AI Upscaling
By Zarxrax
Updated 1/20/2023
This is a (basic) tutorial on how to upscale an animated video using AI models (ESRGAN).
You will need an Nvidia GPU for best results.
Overview
Upscaling is done by using an AI “model” to process your video frames. This process is called inference. ESRGAN is the name of the upscaling framework that most models are designed for, though there are others as well. Each ESRGAN model has been trained to modify an image in a particular way. Each model will produce different output, depending on how it was trained. There are a lot of different models to choose from. Hundreds, even! Some models don’t even do upscaling–they might do other tasks like remove certain types of artifacts from the image. I will recommend a few models to start with, so you don’t have to try them all.

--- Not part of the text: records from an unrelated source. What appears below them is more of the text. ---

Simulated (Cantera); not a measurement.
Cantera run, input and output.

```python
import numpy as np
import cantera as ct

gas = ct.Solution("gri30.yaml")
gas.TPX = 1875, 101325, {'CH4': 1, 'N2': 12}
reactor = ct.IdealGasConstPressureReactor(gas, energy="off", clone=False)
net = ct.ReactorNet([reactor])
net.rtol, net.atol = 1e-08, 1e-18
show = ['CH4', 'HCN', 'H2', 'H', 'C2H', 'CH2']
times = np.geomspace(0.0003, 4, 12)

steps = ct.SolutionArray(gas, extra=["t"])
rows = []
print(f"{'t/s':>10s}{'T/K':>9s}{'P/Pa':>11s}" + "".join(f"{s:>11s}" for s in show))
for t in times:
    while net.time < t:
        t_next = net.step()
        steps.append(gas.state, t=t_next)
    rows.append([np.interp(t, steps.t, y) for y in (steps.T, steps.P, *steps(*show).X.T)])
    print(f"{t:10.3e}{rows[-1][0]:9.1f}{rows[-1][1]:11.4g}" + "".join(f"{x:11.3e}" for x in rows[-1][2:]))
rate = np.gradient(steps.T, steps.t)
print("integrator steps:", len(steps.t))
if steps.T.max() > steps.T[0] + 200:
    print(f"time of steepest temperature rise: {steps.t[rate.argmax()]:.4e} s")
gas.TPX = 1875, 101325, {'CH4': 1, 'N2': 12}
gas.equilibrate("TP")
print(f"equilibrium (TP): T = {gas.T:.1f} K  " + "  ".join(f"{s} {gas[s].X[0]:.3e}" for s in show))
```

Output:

Along with models, you will need a piece of software that will actually let you USE the model. In this guide, we will use a tool called chaiNNer. It is relatively easy to set up and use. (You can alternatively use VSGAN for Vapoursynth. This is actually quite a bit faster than chaiNNer, but it is somewhat difficult to set up and use. For that reason, I will not be covering it in this guide. For most people, I recommend sticking with chaiNNer unless you are comfortable working with Python.)
How to Set up and use chaiNNer
Download and install the latest version of chaiNNer: https://github.com/chaiNNer-org/chaiNNer
There is pretty good documentation on the chaiNNer site, so I recommend spending a few minutes reading over it.
After installing and launching the program for the first time, you will need to let it download the dependencies. This may take a while as it needs to download several gigabytes of data. If it doesn’t happen automatically, you can access the dependency manager in the upper right corner of the application window.
You can also find some tutorials for chaiNNer on Youtube, such as this one: ChaiNNer – Upscale a single image & a directory
ChaiNNer is a node based image processing toolkit. You basically create a flowchart telling it what to do. Load an image, load a model, upscale the image using the model, save the result back into another image. While chaiNNer (and ESRGAN models, for that matter) does processing on a single image at a time, remember that video is just a sequence of images. ChaiNNer even has a “video frame iterator” which can let you load a video file directly, then do processing on each individual frame.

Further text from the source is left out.